An excellent review. Please allow me to counter a small point in it, without arguing against your main ideas, with which I agree.

While I do not dispute your point about Pyne's vocabulary, or even his syntax, I personally enjoy his literary efforts. Besides his many tomes on fire, Steve Pyne has also written a satirical novelette, Brittlebush Valley, that is utterly delightful. His books are artistic, artful, and fun (I liked all the lines you cited). How boring it would be if everyone wrote like Orwell.

I can see how Pyne's word play might annoy the "just the facts, ma'am" reader. However, put yourself in the shoes of someone who has fought fires and written about fires for 30 years. Pyne predicted major catastrophic fires in the US and Australia, fires that subsequently occurred. He warned about destruction and deaths that happened anyway. He pointed out that landscapes would burn, no matter what politicians did, and sure enough, the landscapes burned.

After 30 years of crying out, and seeing no substantive changes, Pyne has embellished his rhetoric a bit, even lyricized it. His books are less of shout-outs to the masses than aesthetic appeals to artists and intellectuals. His wisdom and insights have been ignored in the US. It is not surprising that they would be ignored in Australia. The tragedies that have ensued are no less tragic for being predictable; in fact, predictability makes them even more tragic: "Cassandra's Burden", to coin a new literary obscurity.

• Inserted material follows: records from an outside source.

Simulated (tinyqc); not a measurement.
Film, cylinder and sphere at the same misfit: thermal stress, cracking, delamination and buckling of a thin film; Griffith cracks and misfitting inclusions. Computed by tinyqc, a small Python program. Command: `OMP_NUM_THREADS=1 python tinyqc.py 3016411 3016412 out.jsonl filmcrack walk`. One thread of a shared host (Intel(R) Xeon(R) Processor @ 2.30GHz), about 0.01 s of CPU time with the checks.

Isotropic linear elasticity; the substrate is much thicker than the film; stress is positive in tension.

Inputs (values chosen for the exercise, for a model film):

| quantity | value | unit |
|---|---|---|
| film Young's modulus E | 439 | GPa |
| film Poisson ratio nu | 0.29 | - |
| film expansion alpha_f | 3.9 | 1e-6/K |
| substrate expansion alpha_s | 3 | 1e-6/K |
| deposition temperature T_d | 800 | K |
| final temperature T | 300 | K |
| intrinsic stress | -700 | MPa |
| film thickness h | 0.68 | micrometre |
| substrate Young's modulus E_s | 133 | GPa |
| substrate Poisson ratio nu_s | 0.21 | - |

Give the poor guy a break. Australia's catastrophically destructive fires are not Steve Pyne's fault. Let him play with words, and try to enjoy it. If you don't want your cities and towns burned to the ground, or "wild" Australia destroyed either, it is up to Australians to do something about it. Pyne has cast pearls before you, but it is up to you all what you do with them.

bushfires

For crissakes, a bushfire is a bushfire. If you are going to talk about bushfires, call them bushfires.

(sigh)

Wild as opposed to controlled

I reckon Ian used the term wildfire to make the distinction between an untamed blaze in the bush and a controlled back burn in the bush. Both examples of bushfire, though quite different.